Keegan excels as a writer and provides a top down view of events and strategy as well as description of warfare in the trenches.
As a result of lessons learned during the Franco/Prussian War in the 1870s, military planning and planning staffs greatly advanced by the early 20th Century. These highly detailed and timed plans relied on railroads to get armies into the field. The plans were inflexible.
Diplomacy, unfortunately, did not have a similar development. The art continued to be carried out by somewhat incompetent ministers frequently out of touch with rapidly occurring events and very much out of touch with military leaders. Keegan, looking back from the end of 20th Century, claims that diplomacy may have succeeded in avoiding war if leaders had developed a super national body like the United Nations where they might have communicated before approving the execution of their war plans. Sadly, no such body existed and the war started in August 1914.

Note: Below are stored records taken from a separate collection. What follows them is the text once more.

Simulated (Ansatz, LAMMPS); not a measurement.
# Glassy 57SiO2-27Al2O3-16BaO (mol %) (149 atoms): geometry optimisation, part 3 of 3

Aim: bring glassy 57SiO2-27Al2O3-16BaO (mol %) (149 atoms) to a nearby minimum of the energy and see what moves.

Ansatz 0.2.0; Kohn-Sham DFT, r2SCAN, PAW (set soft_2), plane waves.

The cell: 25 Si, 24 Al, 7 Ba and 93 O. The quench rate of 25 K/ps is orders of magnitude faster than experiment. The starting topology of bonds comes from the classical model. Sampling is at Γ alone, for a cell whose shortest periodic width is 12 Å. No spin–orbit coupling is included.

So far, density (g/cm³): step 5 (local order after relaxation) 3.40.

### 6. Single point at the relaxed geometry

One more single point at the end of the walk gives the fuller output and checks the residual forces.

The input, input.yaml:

A central Keegan point is lack of communication. Diplomacy failed to communicate and once the plans began leaders, even if they cared to, could not stop armies from boarding trains taking them to carefully preplanned battlefields. Lack of communication also was partially responsible for large losses. Generals continued to rely on runners to communicate with the front. Telephones were used but in battle were almost useless as lines were easily cut. Infantry advances were normally preceded by artillery. As soldiers advanced, artillery was supposed to advance with them. Artillery support normally broke down because gunners had no way of knowing how far the infantry had advanced. Because they had no communication they did not know where to aim. Without artillery support, advancing soldiers were left to the murderous fire of entrenched machine guns and riflemen.
Neither side, Germany, on the one hand, France allied with England on the other, had the strength to defeat the other. Trench warfare resulted. By 1915 trenches extended some 400 miles from the Channel to Switzerland. Each side tried attacking to gain ground only to sustain extremely heavy losses. So heavy that the attack stopped because there were no more men.
By 1917 men in the French Army mutinied. They would attack no more. War in the French area of the Western Front became one of an armed standoff.
Germany was fighting a two front war, one in the west and another in the east against Russia. Keegan describes the battles on the Eastern Front in detail. Russia, at first victorious, later sustained defeat and heavy losses in its largely peasant army. The result was the Russian Revolution and Russia's leaving the war. Its soldiers simply disappeared on their way back to civilian life.
This was truly a world war. Turkey joined Germany and Austria. One result was Gallipoli where thousands of Australians and New Zealanders were killed The Australian 29th Division lost its strength twice over. Eight thousand five hundred and sixty New Zealanders fought at Gallipoli. They sustained 14,720 casualties, including wounded, as several men went back to fight again. The war was also fought in the German African colonies.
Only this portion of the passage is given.